The British Commonwealth Air Training Plan (BCATP), was an enormous WWII aircrew training program established between the UK, Canada, Australia and New Zealand. BCATP remains one of the largest aviation training schemes in history, responsible for qualifying nearly half the pilots, navigators, bomb aimers, air gunners, wireless operators and flight engineers who served, mainly with the RAF, during the war.
Selected as the primary training location, Canada offered ideal weather, enemy-free expansive airspace, ample fuel, as well as industrial facilities to supply and service trainer aircraft and personnel. Canada’s location also meant coastal proximity to both European and Pacific theatres. Between May 1940 and March 1945, the program graduated 131,533 air crew of whom over 50,000 were pilots. Canada’s federal government contributed $1.6 billion towards the total plan expense of $2.25 billion.
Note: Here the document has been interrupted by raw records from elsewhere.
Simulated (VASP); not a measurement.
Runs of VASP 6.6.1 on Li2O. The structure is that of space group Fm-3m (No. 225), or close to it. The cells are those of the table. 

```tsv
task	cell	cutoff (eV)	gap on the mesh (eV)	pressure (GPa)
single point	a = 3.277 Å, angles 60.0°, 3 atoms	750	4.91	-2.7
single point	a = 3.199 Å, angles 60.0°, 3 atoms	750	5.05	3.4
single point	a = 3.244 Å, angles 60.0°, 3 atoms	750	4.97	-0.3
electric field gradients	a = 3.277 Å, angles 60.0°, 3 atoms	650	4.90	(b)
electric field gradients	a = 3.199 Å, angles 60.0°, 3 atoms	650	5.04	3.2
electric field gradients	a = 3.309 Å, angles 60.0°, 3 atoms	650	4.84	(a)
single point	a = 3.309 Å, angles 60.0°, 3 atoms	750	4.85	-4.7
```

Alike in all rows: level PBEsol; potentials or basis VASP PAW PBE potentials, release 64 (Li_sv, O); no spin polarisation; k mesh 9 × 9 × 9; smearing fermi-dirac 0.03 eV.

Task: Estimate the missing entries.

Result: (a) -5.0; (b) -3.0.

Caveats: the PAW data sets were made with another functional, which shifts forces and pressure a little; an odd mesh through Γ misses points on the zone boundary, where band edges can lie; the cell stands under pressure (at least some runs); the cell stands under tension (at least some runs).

The initial target of qualifying some 50,000 aircrew annually required a vast infrastructure of training facilities, along with an endless supply chain for equipping trainees. Cyril Devaux’s pilot log book was one among millions of items provided through the BCATP.
Issued in late 1943, the book would have accompanied Devaux through training and qualification in Canada and then deployment to the UK/RAF in 1945. An essential record throughout Devaux’s service, the logbook would journey back with him to the Caribbean upon discharge in 1946. It would spend the next 69 years in relative obscurity until a sudden impulse launched it as the centerpiece of an ambitious historical global goodwill/educational project.
Starting with a 9,800 mile journey from St. Lucia to Japan in 2016, the book has spent almost 5 years traveling the globe since. A snug custom made sleeve, created by UK based associate Ross Stewart, has provided critical protection on the book’s journey. Some signatories graciously volunteered additional photographs and documents, occasionally gluing them in the book. Unfortunately the adhesive was detrimental to the pages and the extra volume caused strain on the book’s frail spine. A separate folder was created for these items and more recently, a multilingual “care and handling” leaflet was developed to accompany the book.
By December 2019, with dozens of signatures and thousands of miles logged, inevitable signs of fatigue were manifest; it was time to repair and proactively preserve the weary traveler. Enter Quarto Conservation: professional book and paper conservators.
We reached out to Lauren Zummo, President of Quarto Conservation of Silver Spring, Maryland. By happy coincidence the operation was located a mere 20 minutes away from Devaux’s youngest daughter, Simonne Quiros, Nick’s sister in Rockville.
Quiros delivered the book to Zummo who, after careful inspection, listed the areas requiring attention including a thorough clean and repair of the spine. There were also several tears and related issues needing restoration.
The process included photographing and documenting the before and after condition of the book: crucial steps that allow us to share this important milestone of The Log Book Project journey.
Conservation Specialist Caitlin O’Brien during initial stages of repair, restoration and conservation.
Document conservation is a labor of love utilizing skilled manual processes that can easily run into the thousands of dollars. Quarto Conservation’s quote was the most competitive of the three firms approached and Zummo and her team turned the book around in timely fashion. We were delighted with their efforts and the restored book was soon underway again. We were pleasantly surprised to discover a work in progress photo of the log book on Quarto Conservation’s website home page.
Considering its age, fragile nature and extensive travels, the logbook has held together remarkably well, including surviving the unceremonious (circa 1982) removal of some of Devaux Sr’s airplane photographs by a young Nick Devaux. Happily, the photographs have recently been located. Additionally, two pages, separated from the binding years before, have made individual signature collecting journeys, allowing broader scope in this desperate race against time. The pages and photos will be carefully reunited with the book in due course.
Having never flown combat missions, Devaux’s logbook is likely one of the more mundane flight logs of WWII. It defines the family patriarch’s willingness to oppose tyranny however, and is therefore rightfully considered an important heirloom.
As a 75+ year old document with over 100 veteran and witness testimonies and thousands of circumnavigational miles to its credit, Devaux’s RCAF Pilot Log Book also represents an absolutely unique and priceless international sample of both WWII history and modern day cooperation. The Project exists to animate the signatories and their stories in a profound and compelling way. Quarto Conservation’s work is therefore integral to our duty as log book custodians for future generations.